Straight Bankruptcy-Chapter 7-Helps a Little
Chapter 7 can help by legally writing off (“discharging”) all or most of your other debts so that you could then hopefully be able to afford to catch up and keep current on your support. California law gives you 150 days to resolve your support arrearage problems after giving you notice of a pending suspension of your driver’s/occupational/professional license. Also, some local support enforcement agencies may be more flexible. For example, Orange County’s Department of Child Support Services may allow the release of a license suspension if an obligor “signs an agreement to remain current with their child support, pays the current month’s obligation, a nominal amount towards the delinquency and agrees to pay a fair amount monthly towards the arrearages.” Once you discharge your other debts, you will better be able to concentrate on paying the support and complying with such an agreement.

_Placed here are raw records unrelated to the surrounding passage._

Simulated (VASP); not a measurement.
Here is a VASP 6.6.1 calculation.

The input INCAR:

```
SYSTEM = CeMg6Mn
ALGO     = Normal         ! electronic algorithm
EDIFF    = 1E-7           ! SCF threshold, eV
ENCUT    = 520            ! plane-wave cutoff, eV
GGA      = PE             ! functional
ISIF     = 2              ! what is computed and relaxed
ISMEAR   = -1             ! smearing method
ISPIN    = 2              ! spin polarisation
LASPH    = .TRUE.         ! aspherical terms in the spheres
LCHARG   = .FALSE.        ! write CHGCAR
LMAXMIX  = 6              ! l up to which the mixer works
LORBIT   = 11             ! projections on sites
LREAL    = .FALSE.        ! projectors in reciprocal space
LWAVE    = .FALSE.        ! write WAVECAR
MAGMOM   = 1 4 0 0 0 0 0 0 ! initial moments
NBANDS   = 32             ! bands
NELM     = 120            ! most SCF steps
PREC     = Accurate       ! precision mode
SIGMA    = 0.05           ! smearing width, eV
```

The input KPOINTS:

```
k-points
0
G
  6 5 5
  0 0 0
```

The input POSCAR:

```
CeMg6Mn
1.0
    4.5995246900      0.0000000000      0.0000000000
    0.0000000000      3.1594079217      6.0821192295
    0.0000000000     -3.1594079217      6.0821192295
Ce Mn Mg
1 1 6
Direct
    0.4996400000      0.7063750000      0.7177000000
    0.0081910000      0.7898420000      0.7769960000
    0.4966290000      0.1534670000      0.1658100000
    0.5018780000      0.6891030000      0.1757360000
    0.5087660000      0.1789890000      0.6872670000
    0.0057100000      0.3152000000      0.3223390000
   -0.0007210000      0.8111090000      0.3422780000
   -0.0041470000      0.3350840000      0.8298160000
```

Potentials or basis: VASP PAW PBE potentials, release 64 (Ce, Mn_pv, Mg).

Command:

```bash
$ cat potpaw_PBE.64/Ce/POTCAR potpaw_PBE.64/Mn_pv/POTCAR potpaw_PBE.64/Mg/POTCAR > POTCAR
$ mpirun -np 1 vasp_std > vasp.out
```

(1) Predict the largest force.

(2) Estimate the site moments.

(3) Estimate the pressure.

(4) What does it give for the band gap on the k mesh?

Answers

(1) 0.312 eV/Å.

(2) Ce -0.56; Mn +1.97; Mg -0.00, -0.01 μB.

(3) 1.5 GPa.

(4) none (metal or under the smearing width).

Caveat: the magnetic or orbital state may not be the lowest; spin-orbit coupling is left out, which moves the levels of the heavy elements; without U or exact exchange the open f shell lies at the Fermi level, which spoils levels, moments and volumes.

But the filing of the Chapter 7 case itself does not itself legally stop the driver’s or professional/occupational license suspension process. The bankruptcy code’s ” automatic stay ” that freezes almost all collections against you or your property has an exception for child and spousal support. So you should not file a Chapter 7 case to solve a support arrearage problem unless you are not very far behind, are confident that you can get current in 150 days, or have very strong assurances that your local support enforcement agency will work with you in the way described in the paragraph above.
Chapter 13 Payment Plan CAN Help Much More
If instead you file a Chapter 13 case-the three-to-five-year “adjustment of debts” bankruptcy-doing so does legally stop collection of support obligations. The exception mentioned above to the “automatic stay” protection does not apply in most respects to Chapter 13, so you CAN stop the license suspensions and other collection procedures. That’s because Chapter 13 protects your ongoing and future income.
That is, it protects your income as long as you are strictly meeting certain conditions to keep the “automatic stay” in effect:
- The terms of your Chapter 13 plan must demonstrate how you will catch up on all the back support during the life of the plan.
- Your budget must have room for the regular monthly divorce court-ordered support payments
- You must actually pay those regular monthly payments on time, starting with the first one that is legally due right after your Chapter 13 is filed, and then like clockwork every single month thereafter.
- You must also make your monthly plan payments on time, with the result that the back support is in fact be paid in full by the completion of your case.
- At the end of your Chapter 13 case you must certify that you are current on your ongoing support payments, or else you cannot complete your case and get a discharge of your other debts.
Chapter 13 can be a great option because it is more powerful than your ex-spouse and the support enforcement agency, at least in the limited but potentially crucial way just described. For many people it’s an excellent tool because it allows you to favor your support debt over just about every other one, so it’s often a good way to take care of that obligation. Under Chapter 13, often you can pay very little to non-support creditors other than the ones that also matter to you, like your mortgage, vehicle loan, taxes. It’s definitely an option worth looking at if you have fallen behind on your support payments.